At a press conference held by the Caribbean Community and Common Market (CARICOM’s) Reparations Committee last week, the group’s chair, Sir Hilary Beckles, announced that an 1824 loan taken out by the British Government for restitution to British slave owners for its financial losses from the end of slavery, was just completed in 2015.
The revelation was in response to a tweet by the Government’s Treasury that said, “Millions of you helped end the slave trade through your taxes.” Beckles said that Britains have been paying off the loan for money that went to slave owners and their descendants since the nineteenth century.
Now, since a large Caribbean and African diaspora are British citizens, they too participated in the process. Ironically, descendants of those enslaved never received any form of compensation.
The revelation ramped up the conversation for a call for reparations from European superpowers that gained profit; and caused lang-term problems for people of African descent following the end of slavery.
Led by historian and UN associate, Professor Verene Shepherd, The Centre for Reparations Research at The UWI Mona Campus in Jamaica was established in 2017. One of its main missions, is to foster more public awareness of the adverse and long-term affects of European invasion, slavery and colonialism.
Much research has been done to show that slavery and colonialism are rooted in many problems throughout the Americas and Caribbean.
After slavery, British colonizers and French enslavers requested reparations when slavery ended in their colonies; thus further crippling former slaveholding nations that were mostly people of African descent.
According to its mission, The Centre states the following iniative:
“will lead the implementation of CARICOM’s Reparatory Justice Programme, which broadly seeks to foster public awareness around the lasting and adverse consequences of European invasion of indigenous peoples’ lands, African enslavement and colonialism in the Caribbean; and offer practical solutions towards halting and reversing the legacies of such acts.”
In 2014, award-winning writer, Ta-Nehisi Coates brought back the conversation of African-American reparations in an in-depth piece called, The Case for Reparations.”
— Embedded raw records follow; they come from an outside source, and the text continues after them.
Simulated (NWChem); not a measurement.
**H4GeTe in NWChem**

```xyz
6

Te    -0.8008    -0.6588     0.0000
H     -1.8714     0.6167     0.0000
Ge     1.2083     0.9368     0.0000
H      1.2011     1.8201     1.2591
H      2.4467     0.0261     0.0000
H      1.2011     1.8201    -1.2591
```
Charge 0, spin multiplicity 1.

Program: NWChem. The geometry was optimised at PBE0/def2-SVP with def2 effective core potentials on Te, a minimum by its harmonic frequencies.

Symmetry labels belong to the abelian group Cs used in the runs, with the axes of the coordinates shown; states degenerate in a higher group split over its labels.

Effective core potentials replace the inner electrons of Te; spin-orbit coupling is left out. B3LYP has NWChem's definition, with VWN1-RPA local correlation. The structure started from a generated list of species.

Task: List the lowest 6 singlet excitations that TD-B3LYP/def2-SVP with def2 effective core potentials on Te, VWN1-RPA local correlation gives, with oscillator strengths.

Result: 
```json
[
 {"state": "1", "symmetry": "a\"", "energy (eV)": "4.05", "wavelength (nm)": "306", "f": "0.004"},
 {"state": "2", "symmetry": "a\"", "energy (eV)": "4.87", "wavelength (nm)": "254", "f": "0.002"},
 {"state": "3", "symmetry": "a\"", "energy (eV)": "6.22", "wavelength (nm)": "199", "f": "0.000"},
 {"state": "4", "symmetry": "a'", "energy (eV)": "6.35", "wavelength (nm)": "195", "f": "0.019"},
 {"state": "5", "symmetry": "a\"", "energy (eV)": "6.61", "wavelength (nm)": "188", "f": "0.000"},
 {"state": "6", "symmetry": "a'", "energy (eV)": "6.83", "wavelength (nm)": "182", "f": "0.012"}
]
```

In the story, he shows how slavery financially stabilized European and American economies, as well as, created generations-long discrimination that continued to disenfranchise black people.
During Reconstruction in the United States, talks of reparations for blacks circled in political discussion. Some land was given to blacks, but reparations in whole, never became policy.
In the Caribbean, the Rastafarian community are noted for beginning a large rally cry for reparations. While Ghana provided a form of reparations to descendants of slaves by offering land and dual citizenship, Nigeria demanded reparations from England for its devastating impact during colonialism.
Although reparations movements ebb-and-flow, a huge victory its proponents came in 2016 when the United Nations said that the U.S. owes blacks reparations for 245 of unfair disadvantages. For them, the trauma of discrimination continues.